PEOPLE will be pushed out of car use in some areas of Bournemouth, Christchurch and Poole in the future – according to a senior councillor.
Cllr Mike Greene says the authority would have to use the ‘carrot and stick’ approach if it is to avoid many of the roads in the area being constantly clogged up.
The portfolio holder for sustainability and transport said the council was likely to ensure that some residential developments, typically more high density, would have no provision for car use and those who chose to live in those developments would have to make that decision knowing there was nowhere to park a car.
He said that would be coupled with further parking restrictions to encourage people to opt for cycling, walking and public transport, instead of having their own car and also expecting a parking space to go with it.
“We are already ultra-congested and if people are to be allowed to continue to use cars as they currently do we will end up with problems,” he told a hearing into the council’s climate change policies.
Cllr Greene said the council could give itself a collective pat on the back for climate work already underway towards making the authority carbon neutral by 2030 and the wider council area carbon neutral by 2050.
He said that if the council decided to join a national group of a hundred authorities leading the way on climate change it could mean the wider target having to be met five years earlier, by 2045, although he said no decision had been taken yet on the decision to join the national group.
His optimism was not shared by opposition councillors.
Cllr Andy Hadley said the council still lacked positive targets: “We need to be focused, with laser accuracy, on species survival,” he said.
“Are we doing well? I don’t think we are, there’s a lot of blah, blah, blah.”
Cllr Greene said that the council was in the process of setting up a climate change group of officers with a director and ten officers, some still to be recruited.

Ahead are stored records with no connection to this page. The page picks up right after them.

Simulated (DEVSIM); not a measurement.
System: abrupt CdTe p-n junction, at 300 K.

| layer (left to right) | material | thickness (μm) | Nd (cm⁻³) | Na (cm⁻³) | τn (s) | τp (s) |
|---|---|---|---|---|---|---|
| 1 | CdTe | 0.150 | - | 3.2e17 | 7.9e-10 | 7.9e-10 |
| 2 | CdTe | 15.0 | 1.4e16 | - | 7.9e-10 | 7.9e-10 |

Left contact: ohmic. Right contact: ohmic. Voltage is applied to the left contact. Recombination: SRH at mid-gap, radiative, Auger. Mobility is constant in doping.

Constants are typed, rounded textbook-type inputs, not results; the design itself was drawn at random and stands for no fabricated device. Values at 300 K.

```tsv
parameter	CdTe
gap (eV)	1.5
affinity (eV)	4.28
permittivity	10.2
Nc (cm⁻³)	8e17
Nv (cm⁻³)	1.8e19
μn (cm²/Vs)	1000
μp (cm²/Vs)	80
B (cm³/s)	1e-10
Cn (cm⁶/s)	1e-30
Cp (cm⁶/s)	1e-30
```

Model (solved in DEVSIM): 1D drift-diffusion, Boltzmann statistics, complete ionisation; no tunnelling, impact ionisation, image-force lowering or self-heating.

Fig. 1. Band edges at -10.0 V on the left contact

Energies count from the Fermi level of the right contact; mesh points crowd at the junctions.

“With that I am confident of having a climate action plan we can stick to…we probably already are a leading authority and with the team in place we will be a leading authority, one a only a few who can give full disclosure for our carbon activities,” he said.
He told a meeting of the council’s overview and scrutiny committee that some measures remained difficult to quantify – including whether having staff working from home was better for the environment, overall, than having them work in council buildings, the number of which the council planned to reduce over time.
The authority has yet to formally adopt a climate change policy.